SCB EIC forecasts CLMV economic growth to decelerate to 5.1% in 2025, impacted by global trade risks, elevated U.S. tariffs, political instability, and competition from China’s low-cost imports. Vietnam is expected to drive growth, while Myanmar faces economic contraction amid ongoing regional tensions.
Growth Slowdown and Trade Risks
SCB EIC forecasts a deceleration in CLMV economies to 5.1% growth in 2025, down from 6.3% in 2024, driven by slowing global trade and economic activity. Elevated U.S. tariffs under a potential Trump 2.0 policy threaten export-driven CLMV nations, especially Vietnam and Cambodia, which depend heavily on the U.S. market. In addition, cheap Chinese imports undermine local competitiveness. Political instability in Myanmar, border tensions in Cambodia, and Laos’ debt vulnerabilities add to the risks, dampening investor confidence and consumption.
Country-Specific Challenges and Opportunities
Vietnam emerges as the strongest performer due to production shifts towards ASEAN, improved supply chains, and supportive reforms. Cambodia’s moderate growth faces headwinds from tariffs and border tensions, though tourism and exports provide some relief. Lao PDR struggles with external debt and financial sector weaknesses, while Myanmar’s economy contracts amid political turmoil and natural disasters, restricting recovery prospects.
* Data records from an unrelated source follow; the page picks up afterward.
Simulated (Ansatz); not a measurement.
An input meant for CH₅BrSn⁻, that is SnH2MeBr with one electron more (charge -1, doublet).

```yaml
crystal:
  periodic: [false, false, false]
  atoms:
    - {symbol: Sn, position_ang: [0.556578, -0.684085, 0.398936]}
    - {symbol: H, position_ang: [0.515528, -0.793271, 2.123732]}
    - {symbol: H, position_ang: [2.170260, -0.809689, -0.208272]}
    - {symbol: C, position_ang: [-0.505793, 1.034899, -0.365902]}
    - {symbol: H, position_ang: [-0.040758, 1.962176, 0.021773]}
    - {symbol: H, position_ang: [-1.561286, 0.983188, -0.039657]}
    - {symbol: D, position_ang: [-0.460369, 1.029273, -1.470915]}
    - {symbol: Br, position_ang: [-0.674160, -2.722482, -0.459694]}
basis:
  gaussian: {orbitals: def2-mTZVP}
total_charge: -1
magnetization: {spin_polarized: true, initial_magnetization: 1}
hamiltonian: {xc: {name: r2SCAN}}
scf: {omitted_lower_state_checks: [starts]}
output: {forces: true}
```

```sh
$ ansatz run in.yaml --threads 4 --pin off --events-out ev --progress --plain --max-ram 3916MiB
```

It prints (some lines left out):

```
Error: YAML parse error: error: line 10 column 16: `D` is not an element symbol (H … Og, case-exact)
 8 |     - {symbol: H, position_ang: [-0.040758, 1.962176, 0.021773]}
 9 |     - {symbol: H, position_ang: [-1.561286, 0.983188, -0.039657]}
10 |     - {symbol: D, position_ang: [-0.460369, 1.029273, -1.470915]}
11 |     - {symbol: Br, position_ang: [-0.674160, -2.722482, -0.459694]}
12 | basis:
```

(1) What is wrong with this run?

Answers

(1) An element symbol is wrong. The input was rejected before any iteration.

Impact on Regional Trade and Investment
Trade and investment between Thailand and CLMV are softening amid weaker demand, ongoing border conflicts, and greater global trade uncertainty. Although Thailand’s investments diversify across sectors, political instability and regional tensions may curb future flows. The Thailand-Cambodia conflict risks prolonging border closures, hurting trade and investment sentiment, but Thai labor markets may adapt due to alternative workforce sources.